Scott Walker (courtesy greenbaypressgazette.com)

“Ten states and the District of Columbia impose some form of waiting period for buying handguns,” startribune.com reports. “Wisconsin’s 48-hour period has been in effect since 1976, according to the Legislative Fiscal Bureau.” And soon it will be history. The Republican-led Assembly has just passed a bill killing the Badger State’s “cooling off” period for handgun purchases. It heads to presidential hopeful Governor Scott Walker who has declared his intention to sign it into law. In case you need a little blood pressure hike, here’s the House Democrats’ reasoning on why the measure will lead to blood in the streets . . .

Minority Democrats railed against the bill, warning it would enable people caught up in fits of rage or depression to obtain weapons quickly and kill people . . .

The bill still left Democrats shaking their heads. Democrats from Milwaukee, which has seen 67 homicides so far this year, said the waiting period is the only piece of state gun laws that work.

“It’s just going to result in more violence in our urban communities,” Rep. Fred Kessler, D-Milwaukee, a former judge, said.

Sure. Go with that. Meanwhile, the Eat Cheese or Die state is working on rolling back other gun control measures.

The Senate passed a bill that would allow off-duty, retired officers to carry guns at schools. The bill’s chief Senate sponsor, Sen. Van Wanggaard, R-Racine, said the measure would create another line of defense for students and teachers if a shooter attacks them. Opponents said allowing non-uniformed officers to carry guns at schools could scare students and could allow non-officers to carry concealed weapons without school administrators being able to interfere. They also said officers who are mentally unstable could create deadly situations in schools.

The Senate passed the measure 22-11. The Assembly approved it shortly after on a voice vote with no debate. The bill now goes to Walker. Asked whether the governor would sign it, Patrick said only that Walker would evaluate the proposal.
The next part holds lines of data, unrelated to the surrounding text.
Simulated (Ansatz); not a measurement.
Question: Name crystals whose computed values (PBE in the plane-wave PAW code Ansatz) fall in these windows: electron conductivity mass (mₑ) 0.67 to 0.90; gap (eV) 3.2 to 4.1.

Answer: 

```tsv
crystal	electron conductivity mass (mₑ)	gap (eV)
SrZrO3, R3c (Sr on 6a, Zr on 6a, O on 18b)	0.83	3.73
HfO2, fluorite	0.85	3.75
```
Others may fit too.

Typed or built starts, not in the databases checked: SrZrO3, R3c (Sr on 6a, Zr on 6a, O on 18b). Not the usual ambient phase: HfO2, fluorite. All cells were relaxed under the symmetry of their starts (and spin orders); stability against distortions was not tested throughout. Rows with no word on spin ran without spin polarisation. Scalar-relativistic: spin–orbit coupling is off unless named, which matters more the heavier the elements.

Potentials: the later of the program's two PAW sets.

The Assembly also passed two bills expanding the state’s concealed carry law. One measure would allow active-duty soldiers stationed for at least a year in Wisconsin to obtain a state concealed carry license. The other would enable former police officers who worked out-of-state but now reside here to apply for a federal concealed carry license if they obtain annual training through the Wisconsin Department of Justice, sparing them a trip back to their former state to obtain the training.

Both proposals now head to the Senate.

Walker’s appeal to gun rights advocates continues to increase.

50 COMMENTS

  1. I’m pretty sure eating cheese and dying are not mutually exclusive. In fact I’d bet it’s quite the opposite.

    • Having lived there as a child I can assure you I still require a daily intake of cheese or I break down into a pitiful shaking mess.

  2. “They also said officers who are mentally unstable could create deadly situations in schools.”

    Wow. Just wow. Digging deep for that one.

    • A mentally unstable person can create a deadly situation anywhere, any time, regardless of whatever laws and signs you want to post.

      Why is this concept so goddamn hard for some people to understand?

    • That’s exactly what I thought, grasping a straws, really reaching – pick your preferred colloquialism.

  3. “cooling off” periods are ridiculous. No sale has to take place for a clearly agitated buyer. A person set to be violent with a firearm is unlikely to be stopped by any law. Knowingly selling to a person who is set to carry out a violent act is already unlawful in (most?) States. If you are threatened and can’t acquire protection, this is a hideous situation, can you imagine it?

    • Perhaps Wisconsin democrats are more apt to have fits of rage than the normal person. They’ve certainly shown as much.

      • Yeah. It’s that psychological projection thing. Maybe if the anti-gun Democrats weren’t so prone to moral deficiencies, it wouldn’t be an issue

    • Great point gsnyder. The person that wants to protect themselves also had to wait for 48 hours. So, if the person that wanted to harm them was already armed or came at them with any kind of weapon, including their fists or if they were much larger and stronger than the victim it would be more difficult for the victim to defend themselves. Bet they gun grabbers totally ignore that argument.

    • MN almost made me miss WI’s 48 hour period. Until i really divulged what MN’s waiting period of 7 days entails. Per MN law if you don’t have a permit a 7 day waiting period applies. HOWEVER, no one will sell to you if you don’t have a permit. By law they can do one time exceptions with 7 days, but every retailer I have encounter has refused and stated we only do permits and everyone else only does permits. If you have a permit MN is zero waiting period.

      WI ditching the 48 hour waiting period makes sense, and that state is lucky they’re doing it without the requirement of a permit like MN.

  4. I don’t think I support this 48 hour “festering hatred” period, that allows people to work themselves into a rage, thereby allowing them the mental fortitude to injure EVEN MORE people.

    Eliminate the festering hate period. Do it. For the Children(tm)

    • And ban Excel spreadsheets, where they can calculate the number of killings and woundings necessary to achieve the new world record for mass murder.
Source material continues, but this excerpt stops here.